CIO

Ignorant of cybersecurity risk, breached small businesses are concealing the cost of recovery

Concerns over reputational damage keep incidents hush-hush but breach notification laws likely to provide a shock

Many Australian businesses are quietly absorbing the cost of cybersecurity attacks to keep them off of the radar, according to new reports that suggest even small and medium businesses are paying an average $276,323 to recover from a successful attack.

The figure, contained within Surviving the Rise of Cybercrime – an eBook launched this week by Mailguard founder Craig McDonald – reflects the considerable and growing cost of cybercrime in real terms for businesses that often find out too late just how exposed they are.

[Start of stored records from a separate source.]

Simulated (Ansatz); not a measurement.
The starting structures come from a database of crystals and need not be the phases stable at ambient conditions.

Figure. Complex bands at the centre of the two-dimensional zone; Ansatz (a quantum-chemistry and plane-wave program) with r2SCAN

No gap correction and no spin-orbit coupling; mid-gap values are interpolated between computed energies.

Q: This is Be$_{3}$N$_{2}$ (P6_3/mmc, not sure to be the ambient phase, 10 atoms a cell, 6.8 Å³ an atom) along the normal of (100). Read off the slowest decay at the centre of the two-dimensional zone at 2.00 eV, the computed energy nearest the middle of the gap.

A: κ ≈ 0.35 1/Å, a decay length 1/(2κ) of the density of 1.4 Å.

“A lot of businesses, especially small businesses, that are getting impacted don’t want to come forward because of the reputational risks that they suffer as a result of the attack,” McDonald said at the book’s launch in Canberra this week. The high-level audience included Dan Tehan, the minister assisting the prime minister on cyber security, who said during his speech that the book “hits the mark”; Alastair MacGibbon, special advisor to the prime minister on cyber security; and Craig Davies, CEO of the Australian Cyber Security Growth Network.

“These businesses are all cashflow driven,” McDonald continued, “and most of these crimes are impacting either on trying to get the systems back up and running, or maybe ransomware generated where they’ve been demanded money to put their systems back into play. And most SME businesses just don’t have that cash available to continue on – which is why 60 percent of SME businesses who have been affected by a hack are out of business in six months.”

Despite the escalating risks, most SMEs seem to be wilfully ignorant of their cybersecurity exposure. Conducted online earlier this month, a Manta survey of 1420 small business owners found that just 13 percent believe they are at risk of experiencing a data breach – just a few more than the 12 percent that have already been breached in the past.

These figures suggest that most small businesses are still ignorant of the security risks their business faces – a conclusion reinforced by the finding that only 69 percent of small businesses have controls in place to prevent hacks.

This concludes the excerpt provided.